Judge Patrick Bromley never left.
He was just Duckie in Pretty in Pink. Now he's filthy rich…and it's all his parents fault.
Watching the 1987 teen comedy Morgan Stewart's Coming Home for the first time in many, many years, I was surprised just how much of it I remembered. It was a movie I must have watched a lot back when it was in heavy rotation on HBO in the 1980s. Like Just One of the Guys and Teen Witch, it's a movie I've seen way more times than any sane person should, but it was always on. What was an impressionable 11-year-old to do? The only teen comedy ever helmed by the legendary Alan Smithee had a hold over me.
Yes, Morgan Stewart is one of those films credited to Alan Smithee, the pseudonym used when a director wants his or her name removed from a film. In the case of Morgan Stewart, it was two directors taking their names off: Paul Aaron and Terry Winsor, whose most recognizable film remains Morgan Stewart's Coming Home. No amount of digging on the interwebs could tell me exactly why they removed their names from the finished film, so I can only speculate as to what went wrong with the movie. It's mostly a mess, to be sure, but it's no worse than a lot of movies that people voluntarily attach their names to.
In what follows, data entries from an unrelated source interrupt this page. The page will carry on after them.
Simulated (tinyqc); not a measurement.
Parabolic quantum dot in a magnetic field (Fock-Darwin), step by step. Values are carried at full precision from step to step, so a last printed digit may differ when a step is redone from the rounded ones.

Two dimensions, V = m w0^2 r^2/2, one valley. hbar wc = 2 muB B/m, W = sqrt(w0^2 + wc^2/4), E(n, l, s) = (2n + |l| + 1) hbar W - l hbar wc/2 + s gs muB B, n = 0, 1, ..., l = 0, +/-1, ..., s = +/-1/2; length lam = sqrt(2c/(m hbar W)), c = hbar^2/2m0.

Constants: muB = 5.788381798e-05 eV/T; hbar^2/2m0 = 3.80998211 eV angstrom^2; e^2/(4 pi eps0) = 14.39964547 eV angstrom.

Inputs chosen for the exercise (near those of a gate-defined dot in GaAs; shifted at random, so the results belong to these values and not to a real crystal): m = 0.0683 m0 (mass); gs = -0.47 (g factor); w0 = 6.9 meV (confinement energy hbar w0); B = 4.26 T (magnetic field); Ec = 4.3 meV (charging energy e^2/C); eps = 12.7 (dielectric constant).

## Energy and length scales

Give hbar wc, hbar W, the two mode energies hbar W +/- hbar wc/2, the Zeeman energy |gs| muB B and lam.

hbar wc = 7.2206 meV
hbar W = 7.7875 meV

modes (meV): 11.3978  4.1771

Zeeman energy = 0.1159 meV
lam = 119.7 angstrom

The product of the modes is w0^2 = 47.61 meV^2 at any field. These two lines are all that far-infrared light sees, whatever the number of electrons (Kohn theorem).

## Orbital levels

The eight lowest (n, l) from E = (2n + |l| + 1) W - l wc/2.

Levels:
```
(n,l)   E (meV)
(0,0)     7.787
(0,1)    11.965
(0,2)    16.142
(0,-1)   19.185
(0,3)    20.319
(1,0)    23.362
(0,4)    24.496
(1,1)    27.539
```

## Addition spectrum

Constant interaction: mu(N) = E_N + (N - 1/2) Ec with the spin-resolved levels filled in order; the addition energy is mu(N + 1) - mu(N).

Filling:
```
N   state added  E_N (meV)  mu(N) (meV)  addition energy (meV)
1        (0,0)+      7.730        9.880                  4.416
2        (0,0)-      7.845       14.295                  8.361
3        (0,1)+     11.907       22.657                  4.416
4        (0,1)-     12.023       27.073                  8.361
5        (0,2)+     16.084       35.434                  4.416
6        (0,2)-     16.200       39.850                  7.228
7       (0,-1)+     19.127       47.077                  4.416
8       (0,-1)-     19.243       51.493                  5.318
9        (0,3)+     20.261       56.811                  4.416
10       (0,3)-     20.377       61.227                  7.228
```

Jon Cryer (Pretty in Pink) stars as the titular Morgan, a nice kid shipped off to private school at a young age so his parents could focus on a career in politics. When his father (Nicholas Pryor, Risky Business) is up for re-election in the Senate, suddenly his family requests that Morgan come home and live with them. That means obeying the rules of his ultra-strict mom (Vanessa Redgrave, Gods and Monsters), falling in love with his horror-geek counterpart (Viveka Davis, Cast Away) and foiling the plans of a scheming campaign manager (Paul Gleason, Die Hard).
The movie marks the first starring role for perpetual also-ran Cryer following his beloved supporting turn as Duckie in Pretty in Pink (even Morgan Stewart's tag line capitalizes on this fact). I've always found Cryer likable in a non-threatening way, despite his status as the poor man's Matthew Broderick, and there's not much in Morgan Stewart to change my mind. Though the movie's advertising would have you believe that it's a raucous comedy about a rebel looking to raise hell amidst the Washington elite, that couldn't be further from the truth. As played by Cryer, Morgan is just a nice kid who wishes his family paid him some more attention. Really, he's just Duckie without the romantic obsession and sense of style.
Everything about Morgan Stewart feels like it was made for TV, from the photography to the editing to the supporting performances. Despite being billed as a comedy, it's entirely unfunny, and the third act is hijacked by a ridiculous political blackmail plot (if Paul Gleason is in a movie, you know he's up to no good) before the movie wraps up with some still photos and narration that's a complete throwaway afterthought. It either never got finished or the directors just gave up. Maybe this is where Mr. Smithee took over.
And, yet, I wouldn't say the movie is among the worst of '80s comedies, probably because Cryer is just too nice and sincere to be hated; he's totally lacking in the too-cool snottiness of many of the decade's teen comedy protagonists (I'm looking at you, C. Thomas Howell). Plus, both Morgan and his girlfriend are obsessed with horror movies; their meet-cute is in line to get George Romero's autograph. Naturally, this only endears the characters to me more than it should. How can I completely hate a movie in which the young lovers' first date is to a late show of Attack of the Killer Tomatoes?
Lionsgate is releasing Morgan Stewart's Coming Home as part of a series of '80s cable staples called "The Lost Collection." While I support the fact that movies like The Night Before and My Best Friend is a Vampire (other "lost" movies) are finally being released on DVD, I have to take issue with the fact that Lionsgate is just sort of dumping them. Morgan Stewart gets a full screen transfer (Really? In 2009?) that looks a lot like the cable broadcast version of the film. It's soft and colors look washed out, making it very apparent that not a lot of time or money went into the DVD transfer of the film. Once again, consumers are just expected to be happy to have the film at all and aren't supposed to care whether or not it's the best possible version. But it also begs the question: if this is the best treatment Lionsgate is going to give these "lost" films, why bother digging them up in the first place?
The 5.1 audio track helps make up for the video shortcomings somewhat, handling the dialogue and terrible '80s score just fine. The only extras included are the movie's theatrical trailer (again promising a film that's nothing like the actual movie) and a trivia track, which offers very sporadic facts just barely related to the film. It's entirely disposable.
I don't know if Morgan Stewart is worth taking your name off of, but it's still guilty of not being very good.